The Critics' Corner on THE MERRY WIDOW
The Merry Widow cost $1.6 million to make and lost about $100,000 during its initial release. Historians have attributed the film's box-office failure to the popularity of more American musicals like the Busby Berkeley extravaganzas at Warner Bros. and the Fred Astaire-Ginger Rogers films at RKO.
"Doing it in his own way, yet refraining from committing mayhem on the lovely Lehar masterpiece, Lubitsch has turned in a winner in this Merry Widow. As the music sweeps, so sweeps Lubitsch. It's a swell picture on its own and a credit to picturedom in general." - Bige, Variety.
"The new Ernst Lubitsch confection, a witty and incandescent rendition of The Merry Widow, had its first public hearing on this earth last night, where it was presented amid the tumult and the shouting which befit important cinema openings and perhaps the coronation of emperors." - The New York Times.
"Undoubtedly this charming, tongue-in-cheek version of Lubitsch comes closest to the composer's and librettists' intentions, even though only half the score is sung and that almost entirely by Jeanette MacDonald." - George Sadoul, Dictionary of Films.

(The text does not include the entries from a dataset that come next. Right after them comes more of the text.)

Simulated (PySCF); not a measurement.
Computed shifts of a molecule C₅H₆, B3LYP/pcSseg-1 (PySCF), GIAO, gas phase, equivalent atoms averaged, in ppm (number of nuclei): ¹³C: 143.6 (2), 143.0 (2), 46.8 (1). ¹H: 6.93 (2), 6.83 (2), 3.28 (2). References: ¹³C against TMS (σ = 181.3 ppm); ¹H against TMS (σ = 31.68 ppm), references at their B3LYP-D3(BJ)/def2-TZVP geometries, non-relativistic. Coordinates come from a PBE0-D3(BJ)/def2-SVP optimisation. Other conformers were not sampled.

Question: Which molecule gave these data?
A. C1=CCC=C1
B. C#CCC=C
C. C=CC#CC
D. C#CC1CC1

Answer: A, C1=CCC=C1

"it is Lubitsch; it is also Hollywood; it is the cream of the American bourgeois film. It is a charlotte russe." - Peter Ellis, New Masses.
"Patchy, but sometimes sparkling version." - Halliwell's Film & Video Guide.
AWARDS & HONORS
The Merry Widow won the Oscar® for Best Art Direction for Cedric Gibbons and Fredric Hope. It was the film's only nomination.